November has been a busy teaching month and so I decided to take the easy route into my exploration of the literature of 1949 and start with my chosen children’s book, Enid Blyton’s The Rockingdown Mystery. I was apprehensive about re-reading this, the first in what had been, as a child, one of my favourite series. Was I going to destroy all my happy memories of time spent with brother and sister, Roger and Diana, their cousin, Snubby and their wandering friend, Barney, not to mention the mad little dog, Loony and Barney’s monkey Miranda? Well fortunately, no. I suspect that I have spent too long working in the world of Children’s Literature to be in anyway shocked by the all too transparent snobbery and sexism that was the norm in the novels of the period. I don’t like it, I wouldn’t give the book to a child today, but I can accept it as a product of its time and consequently read the book simply for the plot and enjoyed a thoroughly nostalgic Sunday afternoon. (It strikes me now that I was remiss. I should have combined it with a suitable decorous afternoon tea. Miss Pepper would have approved.).
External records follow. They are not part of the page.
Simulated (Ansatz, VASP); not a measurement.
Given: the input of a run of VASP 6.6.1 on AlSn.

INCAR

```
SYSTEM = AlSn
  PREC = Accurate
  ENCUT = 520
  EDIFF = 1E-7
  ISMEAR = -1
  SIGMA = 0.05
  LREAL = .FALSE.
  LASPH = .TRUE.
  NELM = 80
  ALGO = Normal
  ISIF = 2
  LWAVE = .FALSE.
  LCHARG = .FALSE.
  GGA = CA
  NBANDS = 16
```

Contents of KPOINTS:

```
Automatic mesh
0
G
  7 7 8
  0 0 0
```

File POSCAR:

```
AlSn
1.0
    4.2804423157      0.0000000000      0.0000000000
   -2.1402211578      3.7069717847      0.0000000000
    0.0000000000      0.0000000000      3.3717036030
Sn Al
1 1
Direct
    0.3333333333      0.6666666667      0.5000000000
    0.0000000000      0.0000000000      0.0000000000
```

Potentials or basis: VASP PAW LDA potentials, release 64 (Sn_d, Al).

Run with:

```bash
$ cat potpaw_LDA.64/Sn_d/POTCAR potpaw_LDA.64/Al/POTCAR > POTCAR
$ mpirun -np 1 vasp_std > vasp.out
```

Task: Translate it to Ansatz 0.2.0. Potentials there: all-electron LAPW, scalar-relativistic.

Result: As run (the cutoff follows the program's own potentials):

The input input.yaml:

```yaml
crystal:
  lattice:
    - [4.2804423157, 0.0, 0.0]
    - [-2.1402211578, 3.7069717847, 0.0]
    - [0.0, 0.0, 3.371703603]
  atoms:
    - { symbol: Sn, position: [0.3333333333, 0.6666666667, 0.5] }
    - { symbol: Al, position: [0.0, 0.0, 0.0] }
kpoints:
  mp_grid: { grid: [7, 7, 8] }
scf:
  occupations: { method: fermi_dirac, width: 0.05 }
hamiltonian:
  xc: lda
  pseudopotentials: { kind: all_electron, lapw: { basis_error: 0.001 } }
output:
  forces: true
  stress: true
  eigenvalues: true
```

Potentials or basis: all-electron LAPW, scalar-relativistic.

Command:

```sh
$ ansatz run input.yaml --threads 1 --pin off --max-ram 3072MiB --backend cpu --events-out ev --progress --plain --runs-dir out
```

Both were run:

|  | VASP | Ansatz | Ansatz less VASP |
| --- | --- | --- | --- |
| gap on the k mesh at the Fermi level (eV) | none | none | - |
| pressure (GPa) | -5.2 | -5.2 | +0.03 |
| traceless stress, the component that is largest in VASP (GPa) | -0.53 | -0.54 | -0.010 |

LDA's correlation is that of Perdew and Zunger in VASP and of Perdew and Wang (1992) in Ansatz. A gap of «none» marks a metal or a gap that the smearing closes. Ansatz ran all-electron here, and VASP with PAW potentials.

Miss Pepper is the old family retainer charged with looking after Roger, Diana and the orphaned Snubby when Roger and Diana’s parents have to go to America during the summer holidays. Ensconced in the lodge belonging to a deserted manor house, the children look forward to long days amusing themselves in the local countryside only to have their hopes dashed when Miss Pepper tells them that they are to have tutoring every morning in order to catch up with school work missed during a prolonged illness. Worse news follows when the tutor they know is unable to come and Miss Pepper has to employ a stranger, Mr King. All is not lost, however, because as they wait for Mr King to arrive, they meet up with Barney, a wandering teenager, moving from fair to circus to whatever job he can pick up as he searches for his missing actor father. Barney is not only a figure of delightful mystery, he is also accompanied by his mischievous little monkey, Miranda; what child, fictional or the solitary reader, is not going to fall in love with them both immediately?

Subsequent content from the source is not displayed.